Sunday, June 28, 2015

Brave: The Failure of Democracy

So, clearly, nothing at all is happening with Brave.  Oh, except for that whole democracy thing falling through entirely.

Mind you, I’m not trying to kick them while they’re down.  Far from it.  Brave, Eve Uni, PRF, Test… these groups do good with trying to deepen new player immersion in Eve.  And that’s a very good thing.  For the longest time, Brave, however, suffered from “The Modern Sickness”, which affects nearly everything built in the 20th century.  That sickness, of course, is the foolish belief that democracy is the solution for everything, in all cases and situations.

Uh oh, here we go…

Democracy is a great thing, of course.  The theory that a group of people should decide the rules under which they live is a way to ensure long-term happiness and fulfillment of personal desires.  And that’s very good from psychological, financial, and social aspects.  I’ve often said that democratic governments are a great “time-killing” government.  They encourage innovation, inspiration, and exploration of individuality and what is means to be human.  In providing a venue for everyone to have a voice, they also cast light on inequity and allow subcultures and formerly oppressed groups to flourish.

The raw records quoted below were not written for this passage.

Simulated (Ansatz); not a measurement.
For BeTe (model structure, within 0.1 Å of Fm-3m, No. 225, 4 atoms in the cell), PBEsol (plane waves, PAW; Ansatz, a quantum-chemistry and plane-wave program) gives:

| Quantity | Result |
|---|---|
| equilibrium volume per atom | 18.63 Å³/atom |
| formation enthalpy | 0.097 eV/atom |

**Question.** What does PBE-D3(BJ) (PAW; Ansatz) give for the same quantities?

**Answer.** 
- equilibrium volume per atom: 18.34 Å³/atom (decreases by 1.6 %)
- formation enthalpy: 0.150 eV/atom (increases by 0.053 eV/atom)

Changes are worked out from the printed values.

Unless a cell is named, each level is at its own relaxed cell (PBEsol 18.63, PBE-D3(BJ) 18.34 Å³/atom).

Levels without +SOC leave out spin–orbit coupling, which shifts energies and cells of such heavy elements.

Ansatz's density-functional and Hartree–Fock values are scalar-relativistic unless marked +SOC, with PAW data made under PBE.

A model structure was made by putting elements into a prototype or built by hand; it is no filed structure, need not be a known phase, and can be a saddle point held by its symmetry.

Like alcohol, hydrochloric acid, or oxygen in the atmosphere, democracy is best when diluted.  True democracy is chaos… thousands of voices clamoring for attention without limit or any guard rails.  Mob/majority rule is the order of the day, and it’s far too prone to either being derailed by a burgeoning tyrant or resulting in cultural schizophrenia held hostage by the fickleness of the people.

Pure democracy is passion without vision, and it’s sometimes more dangerous than autocracy because its members aren’t able to predict future conditions and can’t plan long-term.

In modern times, we feel we must apply democracy to EVERYTHING, even when it makes no sense.  In the most obvious example, war should not be conducted by democratic means.  A war needs to be conducted from the perspective of achieving victory; this sometimes requires unpopular actions for the greater good.  Consider George Washington, Quintus Fabius Maximus Verrucosis, or Sam Houston.

Democracy fails when applied to situations of extreme stress.  “The Modern Sickness” is the tendency to apply democracy as the be-all-end-all solution regardless of the situation, a default answer that bias makes us believe is always correct.  That’s not to say that democracy is worthless, but rather that it does not contravene the general maxim, “let the solution suit the problem”.

In Eve, every major alliance – and all but two null-sec alliances I can think of – apply some form of autocratic governance.  The first is the Phoebe Freeport Republic.  The latter is – or, rather was – Brave.

Perhaps there’s something in there about Eve being an inherently competitive game and a single dominant voice becoming “king of the hill” being the necessary result.  Perhaps you can say something about people needing to be led.

Personally, I think it’s far simpler than that.  In every alliance, you only have one CEO of one executor corporation.  And no matter how many people share the responsibility of leading, in the end, that one person maintains absolute control.  Nothing is done without that single person’s tacit or overt permission.  Eve is a designed system operating on discrete rules, and in the end, that one person in that role will always win out.

And that kind of makes sense.  To go after sovereignty in Eve is to commit yourself to a permanent war footing.  No longer are YOLO welps simply fun experiences, but they can mean the loss of real assets.  If Brave wants to be a sov null entity, it has to commit itself to that form of life – decisive action and a single mission uniting all of the members who choose to stay.

But in so doing, Brave has lost something special.  No long can Brave be considered a newbie corporation dedicated to a casual, “no fucks given” playstyle.  They’ve graduated now, and are committing themselves to full sovereignty play.  It shouldn’t be much of a surprise that they’ve lost a lot of members, saw Karmafleet break off, and have seen their members noticing a change in tone and atmosphere.  That’s to be expected.  They went from a fun/hr group to asset protection.  You can’t be both at the same time.

So, you get what you have with Lychton Kondur… in a single motion, he did away with the democratic institutions of Brave.  The changes were needed – we all saw the chaos that ensued from attempts at democracy.  For a society, delay, debate, and analysis are critical to its survival.  To a war entity, though (as all sov nul alliances are, whether they want to be or not), those lead to defeat and confusion.

It was the necessary move, particularly given the drama, but it is one with consequences.

7 comments:

  1. The more straightfoward response is that the alliances and coalitions in game are purely military. Even the most ambitiously democratic nation has a non-democratic military, because you simply need people to make decisions within a limited time window that a democracy can't hope to meet.

    That will never change, so democracy will always scale poorly in EVE.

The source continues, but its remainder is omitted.